Aluminizing requires a vacuum chamber to deposit the film. The resulting coating is quite long-lasting. A simple aluminized coating provides a better wavelength response for photography and, actually, works even better for most astronomical digitial imaging gear. Silver, though, provides a better response pattern for visual work.

Around 1965, several firms began offering relatively inexpensive aluminium coatings for ATM mirrors. All was well until some ATM's questioned the wavelength issue, and then the coating firms, around 1970, began claiming that they were using an overcoat which allowed an aluminium coating to equal the visual wavelength response of silver. And then the engineers got involved. The ATM community is fascinating: it includes tool-and-die makers and accountants -- and a lot of engineers, many of whom work for firms with sophisticated measuring equipment. So, the 1970's and 1980's saw the literature populated with occasional exclamations of shock and horror one way or the other, but, in the end, the consensus was that an aluminium coating with an overcoat did NOT match an simple silver coating for visual work, but was hellaciously more simple and long-lasting.

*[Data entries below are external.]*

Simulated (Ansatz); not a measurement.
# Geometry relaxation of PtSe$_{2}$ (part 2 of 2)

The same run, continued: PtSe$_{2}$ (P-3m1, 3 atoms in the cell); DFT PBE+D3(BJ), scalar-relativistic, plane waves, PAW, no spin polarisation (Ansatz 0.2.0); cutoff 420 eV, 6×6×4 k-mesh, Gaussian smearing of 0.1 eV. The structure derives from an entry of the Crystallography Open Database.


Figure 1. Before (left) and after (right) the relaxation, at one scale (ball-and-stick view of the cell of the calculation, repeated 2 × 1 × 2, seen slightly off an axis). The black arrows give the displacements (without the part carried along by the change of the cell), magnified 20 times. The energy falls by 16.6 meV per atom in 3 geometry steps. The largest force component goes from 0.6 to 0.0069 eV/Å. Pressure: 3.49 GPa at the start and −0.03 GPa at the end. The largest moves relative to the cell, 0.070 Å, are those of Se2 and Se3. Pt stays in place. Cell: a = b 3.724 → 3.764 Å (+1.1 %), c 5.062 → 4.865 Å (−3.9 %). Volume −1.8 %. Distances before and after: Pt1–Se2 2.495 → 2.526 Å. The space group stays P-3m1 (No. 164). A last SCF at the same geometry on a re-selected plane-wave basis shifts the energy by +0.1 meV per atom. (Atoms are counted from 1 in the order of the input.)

There are still ATM's who insist on silver. There are still amateur observers who insist on silver. The commercial purveyors of amateur telescopes switched from silver to overcoated aluminium from 1950 to 1965 -- note that all Questar telescopes, from 1952, to the present have had overcoated aluminium coatings, and even the Fecker Celestars of the mid-1950's came with such.

Richard, I hold your views in very high regard, but I suspect that you are being overly institutionalized in your approach. Perhaps it would do you well to rejoin the amateur astronomy community to witness the depth of discussion, much of it over my head, on issues such as this. On a parallel note, there has been a discussion on pages of the British Astronomical Association JOURNAL for the past twenty years over whether the Rayleigh and Dawes limits are really applicable, and whether or not the Reverend Dawes might not have been a piker! Again, most of the discussions are well over my head, being conducted by optical engineers and the like with far greater command of the subject than this peasant could ever have!

One minor point about the vibrancy of the amateur astronomy community, and of the vibrancy of the camera community. There has been a bit of a dispute for the past decade over who determined that, in voting maps in the US, red stood for "Republican" and blue for "Democrats". This decision was absolutely contrary to a century of US political history, in whch the Democrats normally chose red as their campaign color and the Republicans blue. Well, one claimant is our former host, Brian Reid, who has stated that he made the decision in 1996 while doing a computer simulation for a client. The other person suggested for the honor is Robert Vanderbei, who is given this honor by THE ECONOMIST for work done in the 2000 election. Both fellows acknowledge that they had no experience in politics and did not realize that they were flipping the axes with their choices. It is odd that I know both folks thanks to the Internet.

I need not bore you with Brian's many accomplishments. Robert was the fellow who began aggressively exploring the use of "stacking" astronomical images in the early 1990's to exceed the limits of what could be expected from a small telescope. He know does phenomenal work with a 3.5" (89mm) Questar and a digital camera. It is all far above my head, but it is most impressive!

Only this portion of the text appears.